This spurred me to comment that in the Jewish world the great divide between groups of Jews hinged on a continuation of our long tradition of questioning authority, God, and the law (halachah). For a significant portion of the Jewish world, law and practice have become frozen in time for the past 200 years or so. I would call those who have allowed Jewish law to become ossified, “Chasidim.” It has fallen to Reform, Conservative and Modern Orthodox Jews to keep alive the dynamism of evolving halachah – each group with its own unique approaches. Key to the ongoing conversation regarding appropriate Jewish law and ethic is our tradition of asking questions.
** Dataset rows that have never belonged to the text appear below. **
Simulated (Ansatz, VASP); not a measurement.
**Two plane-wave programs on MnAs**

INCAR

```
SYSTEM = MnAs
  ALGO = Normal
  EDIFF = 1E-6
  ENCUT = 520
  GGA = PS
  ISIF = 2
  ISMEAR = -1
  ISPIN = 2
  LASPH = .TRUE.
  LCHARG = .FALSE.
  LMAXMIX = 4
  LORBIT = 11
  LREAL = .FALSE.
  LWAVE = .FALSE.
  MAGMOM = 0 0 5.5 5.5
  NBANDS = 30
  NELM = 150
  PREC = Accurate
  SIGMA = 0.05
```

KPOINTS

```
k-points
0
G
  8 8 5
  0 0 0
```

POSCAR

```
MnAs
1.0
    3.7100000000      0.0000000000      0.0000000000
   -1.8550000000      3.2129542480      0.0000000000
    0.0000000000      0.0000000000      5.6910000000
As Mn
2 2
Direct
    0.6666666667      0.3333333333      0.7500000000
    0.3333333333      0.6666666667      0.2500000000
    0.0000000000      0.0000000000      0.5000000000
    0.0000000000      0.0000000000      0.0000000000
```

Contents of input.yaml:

It begins with Abraham. He argues with God over the fate of Sodom and Gemorah, getting God to agree that if 10 righteous people would be found, the cities would be spared. We get upset with Abraham when he fails to argue – as when God tells him to take Isaac to be sacrificed on Moriah. The tradition of arguing with God continues in the Talmud, the oral law. A great example is found in Baba Metzia 59b, the story of Achnai’s oven. In this tale, Rabbi Eliezer is arguing a point of law with his colleagues. All disagree with him so he invokes God and the heavens to support him. He calls for the stream to run backwards to confirm his rectitude, and the stream runs backward. After a number of wondrous demonstrations that God agrees with Rabbi Eliezer, Rabbi Joshua gets up and reprimands God for interfering in an issue being decided by the rabbis, saying that since Torah has been given it is up to humans to figure out what is correct, and the majority rules. It is later reported that God’s response was to laugh and say, “My children have defeated me.”

It is the power of constant questioning that creates the dynamism that keeps Judaism relevant. The world changes and Judaism must respond to those changes. The need for continuing responses is what gave rise to the Reform and Conservative movements. The incredible diversity among Jewish perspectives is a strength, not a weakness. Further, there is nothing wrong with pointed, sharp debate. In Yalkut Shimoni we are taught that those disputing Torah can clash like “enemies at the gates.” The Talmud affirms that disputes arising out of the attempt to better understand God’s will, out the desire to find the most ethical path, are really “all words of the living God.”

If we do not continue to question the old paradigms, Judaism will just fade away as an irrelevant relic. The tradition of questioning might be the great contribution we Jews offer to the world. We provide the antidote to intellectual laziness, to a blind clinging to traditions or beliefs just because they have always been held. Indeed, the point of Jewish learning is not really to find answers to questions, but to learn how to pose ever better, more penetrating questions.

My prayer for Jews is that we never lose our drive to question. My prayer for my Moslem brothers is that they recover and strengthen their tradition of questioning. To that my friend Parvez nodded and said, “Amein.”